"Yes." Juvenile lifer Kempis Songster released from prison after 30 years
Around 8:20 a.m., Kempis Songster, 45, walked out of the green garage doors next to the visitor's area, carrying a box and a bag, a smile quickly crossing his face in the arctic air.
"This is where it starts."
Those were the parting words delivered to paroled juvenile lifer Kempis Songster as he walked out of Graterford Prison on Thursday morning, words of kindness delivered with a hug from an unexpected source: Natasha Walker, the correctional officer at the desk in the lobby of the visitor center,
"Keep up the fight," she called to him.
Walker was one of several prison officers who made it a point to say goodbye to Songster, 45, one of the highest profile of the lifers, including one who told him on his way out, "You're a good person."
Songster's nearly 30-year journey from convicted teen killer, sentenced in 1988 to life without parole, to freed middle-aged adult walking out of prison in 2017 touched more than the 27 teary relatives who traveled from New York and North Carolina, and a half-dozen other supporters who made the frigid sunrise trip to the Montgomery County prison.
"This is inspiring for the other inmates," Walker said.
Around 8:20 a.m., Songster walked out of the green garage doors next to the visitor area with several other inmates, carrying a box and a bag, a smile quickly crossing his face. His relatives, waiting inside the visitor area, poured out into the arctic air to greet him.
"Yes." he said as he waded through his relatives, raising his arms, hugging, and squeezing in a quick FaceTime greeting placed in front of him. "I didn't sleep," he added a few minutes later.
Songster greeted his mother, Catherine "Joy" Songster, who described herself as "elated", and his aunt Gail Songster, who made many a trip from Brooklyn to Philadelphia on his behalf. Also waiting was Mike Lyons, a professor at St. Joseph's University, who collaborated with Songster to create "The Redemption Project" website and advocacy group, and who brought more than 100 of his students to visit with Songster and other juvenile lifers.
Sean Damon of the West Philadelphia-based Amistad Law Project also made the trip, as did Anne Swoyer, a volunteer in the prison who, like many who encountered him, including Villanova University professors and advocates, befriended the gregarious inmate they call "Ghani" and waited for this moment.
"I can't even describe it," Songster said as he walked away from the prison toward the parking lot, which he said was literally the farthest in one direction he'd been able to walk in three decades. "I'm a mixed bag right now. I'm trying to make sure this is actually — I'm walking in one direction for this long. Usually I'm having to turn a circle by now. you know, but I'm still walking straight."
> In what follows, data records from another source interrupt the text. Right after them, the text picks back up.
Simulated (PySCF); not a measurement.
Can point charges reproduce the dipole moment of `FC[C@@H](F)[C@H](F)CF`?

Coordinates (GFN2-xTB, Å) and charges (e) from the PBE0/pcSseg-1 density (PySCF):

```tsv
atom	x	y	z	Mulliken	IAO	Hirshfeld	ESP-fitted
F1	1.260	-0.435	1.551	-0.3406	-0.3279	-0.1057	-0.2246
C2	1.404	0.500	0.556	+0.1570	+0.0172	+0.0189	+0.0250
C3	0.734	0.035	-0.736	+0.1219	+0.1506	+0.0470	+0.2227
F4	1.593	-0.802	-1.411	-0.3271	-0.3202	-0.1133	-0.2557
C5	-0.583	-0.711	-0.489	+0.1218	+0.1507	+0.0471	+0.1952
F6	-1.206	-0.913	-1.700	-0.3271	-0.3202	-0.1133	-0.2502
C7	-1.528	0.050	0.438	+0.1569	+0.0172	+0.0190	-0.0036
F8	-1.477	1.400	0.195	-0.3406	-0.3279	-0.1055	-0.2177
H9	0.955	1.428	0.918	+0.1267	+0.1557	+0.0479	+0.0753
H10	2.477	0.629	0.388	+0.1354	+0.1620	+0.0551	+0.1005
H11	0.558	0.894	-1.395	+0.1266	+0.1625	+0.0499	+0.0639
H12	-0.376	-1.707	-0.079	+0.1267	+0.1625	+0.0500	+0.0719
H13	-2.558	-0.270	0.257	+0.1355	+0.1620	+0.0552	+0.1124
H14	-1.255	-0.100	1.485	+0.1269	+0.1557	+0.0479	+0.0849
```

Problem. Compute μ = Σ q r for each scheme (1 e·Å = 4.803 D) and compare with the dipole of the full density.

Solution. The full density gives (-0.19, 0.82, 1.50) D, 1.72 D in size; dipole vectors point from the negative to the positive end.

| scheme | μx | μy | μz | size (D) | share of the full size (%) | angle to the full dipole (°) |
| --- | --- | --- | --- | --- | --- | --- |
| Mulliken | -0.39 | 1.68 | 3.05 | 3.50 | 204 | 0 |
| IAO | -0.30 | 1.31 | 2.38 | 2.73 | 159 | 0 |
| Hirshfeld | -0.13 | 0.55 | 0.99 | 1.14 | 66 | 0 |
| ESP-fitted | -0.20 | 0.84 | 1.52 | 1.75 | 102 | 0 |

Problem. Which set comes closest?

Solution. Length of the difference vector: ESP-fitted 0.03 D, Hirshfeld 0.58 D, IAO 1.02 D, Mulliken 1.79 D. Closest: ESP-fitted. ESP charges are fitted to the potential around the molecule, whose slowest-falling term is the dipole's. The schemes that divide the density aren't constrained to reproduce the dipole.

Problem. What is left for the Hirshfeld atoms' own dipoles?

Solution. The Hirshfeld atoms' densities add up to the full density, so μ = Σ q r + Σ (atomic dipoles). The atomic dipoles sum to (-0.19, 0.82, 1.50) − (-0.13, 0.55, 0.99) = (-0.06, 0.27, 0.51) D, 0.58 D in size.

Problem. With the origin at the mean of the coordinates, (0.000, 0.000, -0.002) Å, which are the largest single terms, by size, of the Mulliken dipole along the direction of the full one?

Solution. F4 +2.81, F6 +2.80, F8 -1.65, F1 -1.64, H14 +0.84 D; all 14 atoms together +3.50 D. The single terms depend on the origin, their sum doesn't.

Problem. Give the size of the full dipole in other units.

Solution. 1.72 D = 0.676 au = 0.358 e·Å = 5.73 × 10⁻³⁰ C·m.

Songster is one of about 200 Pennsylvania lifers who have been re-sentenced from life-without-parole sentences that the U.S. Supreme Court found unconstitutional nearly two years ago. Nearly 100 have been released. Pennsylvania had about 515 juvenile lifers who became eligible for new sentences under the rulings. A judge in July resentenced Songster to 30 years to life. His co-defendant, Dameon Brome, is in prison in Dallas, Pa., awaiting a decision from the parole board.
The two runaways from Brooklyn were convicted of killing a third runaway, Anjo Pryce, 17, in a dispute inside a fortified crack house in Southwest Philadelphia run by the Jamaican drug gang all three worked for. They turned down a plea deal that would have freed them a decade ago.
For the day, Songster was headed to his fiancee's house in Lawncrest, then later to West Philadelphia for a reception at the Calvary Center for Culture and Commun ity, organized by Lyons. He, Lyons, and another paroled juvenile lifer, John Pace, have several speaking engagements planned for early 2018, and Songster hopes to continue advocating for juvenile and other lifers. A vegan yoga and fitness instructor, Songster has a job waiting at a gym in Spring Garden.